Easily one of the most touching novels ever, I originally had to study Mister Pip for my English class. The job had to be carried out. There was nothing special about the novel, or so I thought. But almost near the end of the story, Mister Pip will blow up anyone’s mind. It’s simply that good.
Winner of the 2007 Commonwealth Writers’ Prize and shortlisted for the 2007 Man Booker Prize, the story fully neglects the world that we know and travels to the desolate island of Bougainville, somewhere in the Pacific. Gradually we learn that Lloyd Jones has set the novel in a village on the Papua New Guinea island during a brutal civil war back in the 90s. As Matilda, the 13-year-old narrator, gets introduced, the war is building up to reach its tipping point. Young boys are sent by their parents to join the rebel forces so they can fight against the ‘red skins’; that’s what the locals call the invading Australian soldiers (because of their red skin under the glowing sun). Many other local families, including doctors and teachers, flee the island. Soon a blockade forms: nobody is coming in or out of the island.
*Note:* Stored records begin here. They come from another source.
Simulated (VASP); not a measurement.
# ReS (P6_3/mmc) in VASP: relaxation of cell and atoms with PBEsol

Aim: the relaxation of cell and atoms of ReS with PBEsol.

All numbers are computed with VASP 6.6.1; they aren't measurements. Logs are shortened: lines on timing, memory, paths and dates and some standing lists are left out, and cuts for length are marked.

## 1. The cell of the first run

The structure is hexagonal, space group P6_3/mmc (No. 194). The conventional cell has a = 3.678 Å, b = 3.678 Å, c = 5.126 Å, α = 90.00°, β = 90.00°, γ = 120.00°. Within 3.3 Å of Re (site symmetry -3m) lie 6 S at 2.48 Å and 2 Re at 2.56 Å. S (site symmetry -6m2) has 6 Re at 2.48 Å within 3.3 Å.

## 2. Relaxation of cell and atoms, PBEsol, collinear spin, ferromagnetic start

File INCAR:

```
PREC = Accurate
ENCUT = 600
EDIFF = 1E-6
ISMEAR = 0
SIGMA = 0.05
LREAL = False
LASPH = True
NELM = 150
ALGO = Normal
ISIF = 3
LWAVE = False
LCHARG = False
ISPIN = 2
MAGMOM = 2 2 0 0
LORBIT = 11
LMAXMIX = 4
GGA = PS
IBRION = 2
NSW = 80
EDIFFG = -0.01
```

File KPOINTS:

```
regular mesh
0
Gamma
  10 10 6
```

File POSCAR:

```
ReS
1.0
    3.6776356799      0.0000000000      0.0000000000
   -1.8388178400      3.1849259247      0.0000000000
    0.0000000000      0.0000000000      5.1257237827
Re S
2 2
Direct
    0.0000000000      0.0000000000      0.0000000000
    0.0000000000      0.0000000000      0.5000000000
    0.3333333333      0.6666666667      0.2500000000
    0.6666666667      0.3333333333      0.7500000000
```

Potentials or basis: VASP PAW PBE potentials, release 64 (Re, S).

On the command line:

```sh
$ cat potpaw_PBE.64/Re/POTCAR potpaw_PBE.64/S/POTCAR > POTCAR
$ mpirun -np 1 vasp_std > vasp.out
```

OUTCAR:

The only white person that stays behind on the island however is Mr Watts. His knowledge of Charles Dickens’ Great Expectations leads him to becoming the most qualified person to teach the local kids. They are consequently introduced to the foreign world of Victorian England: the world of Pip and Mr Dickens.
With the sheer simplicity of life on the island, the kids, eager to learn, question the foreign and unknown. While Jones clearly displays the juxtaposing lives of Matilda and the fictional Pip from Dickens’ Great Expectations, we can also distinguish a few parallels between the two worlds. These short interludes in the overall process of the story contribute enormously to the gloomy and desolated atmosphere on the island. The red skins visit and military helicopters fly over them, yet the children have easily escaped into one of the greatest novels of all time thanks to Mr Watts’ belief in the power of literature.
We have all lost our possessions and many of us our homes,” he said. “But these losses, severe though they may seem, remind us of what no person can take, and that is our minds and our imaginations.
This belief eventually transgressed when Pip and Mr Dickens are mistakenly considered to be rebels by the red skin soldiers. Jones shows that there isn’t always a certain line between fiction and reality. The line that divides the two is in fact drawn by the people and setting of a place. In case of the island, there are many religious characters. Matilda’s mother, Dorothea, is a vivid example of how having faith in something can justify one’s actions in the face of a threat.
On the other side of the war are the rebel fighters: young and untrained kids from local villages. Their uncanny behaviour beautifully symbolizes the perfect imbalance of nature. The rebels are noisy, drink and stay up all night. Gradually Mr Watts’ tales and rants in the evening about Pip and Mr Dickens eases the tension as everyone escapes in another world with new possibilities and even newer discoveries.
I really like how Jones’ simple, but effective use of language was enough to describe the intense scenery on the island. It made me think of the television series LOST and the novel Lord of the Flies by William Golding. The excessive use of linguistic devices such as similes and personifications, for instance people ‘argue like roosters’, supported the described context and characters very well.
The story does not know any saviour. All villagers, even including Pip and Mr Dickens, are subject to vicious acts that occur in any war. Nevertheless, Mister Pip is an interesting and clever read that stays with you for a long time.